Why Filters Can't Work

3/8/98

Statement of Michael Sims ( jellicle@inch.com) affiliated with The Censorware Project, to the Senate Commerce, Science and Transportation Committee, to be included in the record for the hearing on "Indecency on the Internet".

[This statement makes reference to two other statements which I believe have been submitted: one by David Burt, who maintains and administers "filteringfacts.org", an Internet website which advocates the use of "filtering software" in libraries; and one by the American Library Association, which does not.]

I am an internet activist concerned with maintaining free speech on the internet in the face of censorship efforts. I have participated in an effort to evaluate one of the more well-known commercially available "filtering products", CyberPatrol, which is available online at http://www.spectacle.org/cwp/ .

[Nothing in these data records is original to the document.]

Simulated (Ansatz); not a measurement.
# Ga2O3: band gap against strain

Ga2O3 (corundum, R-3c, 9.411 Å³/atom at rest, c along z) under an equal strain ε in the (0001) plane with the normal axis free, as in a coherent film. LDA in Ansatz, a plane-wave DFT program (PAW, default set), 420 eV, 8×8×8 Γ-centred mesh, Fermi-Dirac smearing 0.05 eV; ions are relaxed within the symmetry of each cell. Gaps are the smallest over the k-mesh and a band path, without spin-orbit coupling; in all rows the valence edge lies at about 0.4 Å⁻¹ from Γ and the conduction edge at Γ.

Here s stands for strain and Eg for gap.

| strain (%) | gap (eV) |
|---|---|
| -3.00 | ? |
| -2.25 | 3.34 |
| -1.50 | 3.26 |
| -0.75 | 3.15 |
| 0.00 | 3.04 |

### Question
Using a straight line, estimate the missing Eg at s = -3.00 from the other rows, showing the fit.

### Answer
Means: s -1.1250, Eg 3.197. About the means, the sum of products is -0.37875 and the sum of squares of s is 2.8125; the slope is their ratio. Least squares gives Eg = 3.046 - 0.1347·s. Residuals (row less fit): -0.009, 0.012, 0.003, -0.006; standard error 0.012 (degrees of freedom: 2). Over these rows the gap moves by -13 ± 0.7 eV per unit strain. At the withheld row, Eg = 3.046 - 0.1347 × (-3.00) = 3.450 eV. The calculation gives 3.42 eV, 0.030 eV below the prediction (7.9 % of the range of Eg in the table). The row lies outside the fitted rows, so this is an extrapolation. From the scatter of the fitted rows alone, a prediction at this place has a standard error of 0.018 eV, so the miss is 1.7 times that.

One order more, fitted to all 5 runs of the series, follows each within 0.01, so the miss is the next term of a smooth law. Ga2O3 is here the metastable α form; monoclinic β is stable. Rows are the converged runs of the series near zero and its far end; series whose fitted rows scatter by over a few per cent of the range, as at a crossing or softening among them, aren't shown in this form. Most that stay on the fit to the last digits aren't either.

In our report, we showed that CyberPatrol, which has received good press for accuracy, is grossly overbroad. As one of the co-authors, I think I am better qualified to describe the results than David Burt and filteringfacts.org. Despite David Burt's characterization of the report, we showed that CyberPatrol blocked well over a million individual user homepages under their "Full Nudity" and "Sexual Acts" categories. Imagine if you had written your Great American Novel, and found it banned from public libraries because it contained full frontal nudity and graphic description of sexual acts. But it didn't. In fact, it was about biochemistry, or pet grooming, or Nike shoes, or mathematics, or mirrors, or the Army Corps of Engineers, or any of the many other sites we found banned for containing full frontal nudity, when they never had and never would. And this gross error couldn't be corrected. The library told you they subscribed to a list, managed by a private company, which even they couldn't look at, which determined what books they would make available, and it seems that your novel wasn't on it. Every morning, the company employees came in with two big black bags. They put some books on the shelves from the one bag, and removed unknown books from the shelves and took them away in the other, and wouldn't respond to any queries about why YOUR book was called "pornography" and had been taken off the shelves.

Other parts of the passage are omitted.